NEW ORLEANS (BP)–“I wanted to return some favors,” the Canadian said.

Larry Spencer, who was the founding pastor of Discovery Baptist Church in Regina, Saskatchewan, remembers how volunteers helped build the church’s facility in 1978 and subsequently assisted with various ministries in the community.

“We never would have been able to build the church,” Spencer said, “without churches in the South.”

A mission trip to New Orleans thus gave Spencer an “opportunity to reciprocate.” Seeing the scope of Hurricane Katrina’s destruction, Spencer noted, “There are going to be opportunities for years to come for those who want to take on this kind of ministry or who have experience.”

Spencer and numerous others in the Canadian Convention of Southern Baptists have experienced firsthand the benefit of partnership in Kingdom work. In addition to assisting Canadian Baptist churches with ministry projects, volunteers helped build the CCSB mission center and seminary in Cochrane, Alberta.

Because “Canada has really benefited from volunteers … it was time for us to repay with what little bit we can do,” said Ken Ponath, construction coordinator for the 21-member Canadian Baptist Builders team.

“There’s no end to the need [in New Orleans],” Ponath said. “It’ll take years and years to get this place back to normal. It’ll take thousands of volunteers to get it back.”

Joining with other carpenters, electricians, accountants, retired pastors and office personnel from partner conventions in Arkansas and Kansas/Nebraska, the group spent a week rewiring, painting and installing insulation and sheetrock in 10 homes and at Gentilly Baptist Church.

Canadian Baptist Builders was established three years ago and the group worked on projects across Canada as well as disaster relief in Louisiana and Florida. For more than half of the Canadian volunteers who traveled to New Orleans, it was their first mission trip -– and one that left a lasting impression.

Moneen Wuthrich of Cochrane, wiped away tears in describing what she was seeing. “[P]eople are hurting and need the Lord…. [I]t helps to let them know they’re not forgotten.” She added, “Even the floods of the mighty Mississippi can’t keep God down.”

Tisha Murrihill, a professional harpist from Calgary, had no prior experience with construction work and admitted she was hesitant to go due to “worry about [her] fingers.” But after attending a prayer meeting, she knew God wanted her in New Orleans last February. “I want to be a pair of hands and feet, however God wants to use me,” she said, adding, “I bought a basic wiring book to read on the plane.”
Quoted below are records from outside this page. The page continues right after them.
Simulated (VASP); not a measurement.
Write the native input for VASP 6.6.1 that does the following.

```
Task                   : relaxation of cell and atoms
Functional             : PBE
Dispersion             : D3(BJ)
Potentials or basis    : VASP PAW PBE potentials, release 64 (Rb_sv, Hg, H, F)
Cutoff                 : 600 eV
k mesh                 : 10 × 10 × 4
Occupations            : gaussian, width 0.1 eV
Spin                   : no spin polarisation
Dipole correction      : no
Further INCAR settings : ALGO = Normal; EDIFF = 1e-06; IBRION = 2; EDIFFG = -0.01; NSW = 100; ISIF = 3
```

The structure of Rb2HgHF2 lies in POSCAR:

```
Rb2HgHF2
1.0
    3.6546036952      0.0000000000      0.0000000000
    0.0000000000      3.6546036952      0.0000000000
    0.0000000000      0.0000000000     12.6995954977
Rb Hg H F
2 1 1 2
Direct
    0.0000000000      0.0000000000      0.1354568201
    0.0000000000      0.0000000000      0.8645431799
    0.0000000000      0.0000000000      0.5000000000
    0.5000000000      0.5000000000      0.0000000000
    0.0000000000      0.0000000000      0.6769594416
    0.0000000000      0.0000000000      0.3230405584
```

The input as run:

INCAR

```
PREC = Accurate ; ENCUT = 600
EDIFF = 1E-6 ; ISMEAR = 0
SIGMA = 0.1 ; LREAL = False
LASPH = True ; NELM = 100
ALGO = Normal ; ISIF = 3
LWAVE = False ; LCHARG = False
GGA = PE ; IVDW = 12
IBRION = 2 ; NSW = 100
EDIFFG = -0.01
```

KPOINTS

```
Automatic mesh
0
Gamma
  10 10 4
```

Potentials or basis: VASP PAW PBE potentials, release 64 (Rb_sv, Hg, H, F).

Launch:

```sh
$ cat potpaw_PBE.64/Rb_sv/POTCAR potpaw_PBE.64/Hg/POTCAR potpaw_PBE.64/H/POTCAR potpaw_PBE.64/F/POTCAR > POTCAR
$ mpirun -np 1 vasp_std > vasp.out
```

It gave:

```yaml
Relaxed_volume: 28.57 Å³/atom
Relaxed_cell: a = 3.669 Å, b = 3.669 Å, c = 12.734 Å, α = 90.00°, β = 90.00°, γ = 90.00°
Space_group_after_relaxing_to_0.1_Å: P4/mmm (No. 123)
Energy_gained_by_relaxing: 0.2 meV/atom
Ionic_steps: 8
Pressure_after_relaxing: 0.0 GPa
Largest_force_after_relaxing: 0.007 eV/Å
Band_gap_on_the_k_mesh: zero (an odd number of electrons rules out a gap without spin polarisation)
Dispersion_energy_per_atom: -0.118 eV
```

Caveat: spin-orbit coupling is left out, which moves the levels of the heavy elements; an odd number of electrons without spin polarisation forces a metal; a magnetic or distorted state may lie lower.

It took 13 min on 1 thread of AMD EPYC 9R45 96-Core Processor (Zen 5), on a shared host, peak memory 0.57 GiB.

Working diligently to measure where electrical wire would be placed in one home, Murrihill stared out a window frame and said earlier volunteers had “done so much already, but you can’t believe how much there is left to do…. All I can think about is, When can I come back?”

John L. Yeats, communications director for the Louisiana Baptist Convention, reflected, “I have served in the Northwest and understand how crucial volunteers are to the planting of Southern Baptist churches. Now these folks are saying ‘thank you’ with their time, skills and testimonies in New Orleans.”

For homeowner Jerry Dean Queen, having a team of volunteers help rebuild her home “really makes you feel like someone cares. You don’t get this every day … when someone comes from Canada to help. I feel like they’re God-sent people.”
Stacey Billger is the missions media strategist for the Louisiana Baptist Convention Communications Team.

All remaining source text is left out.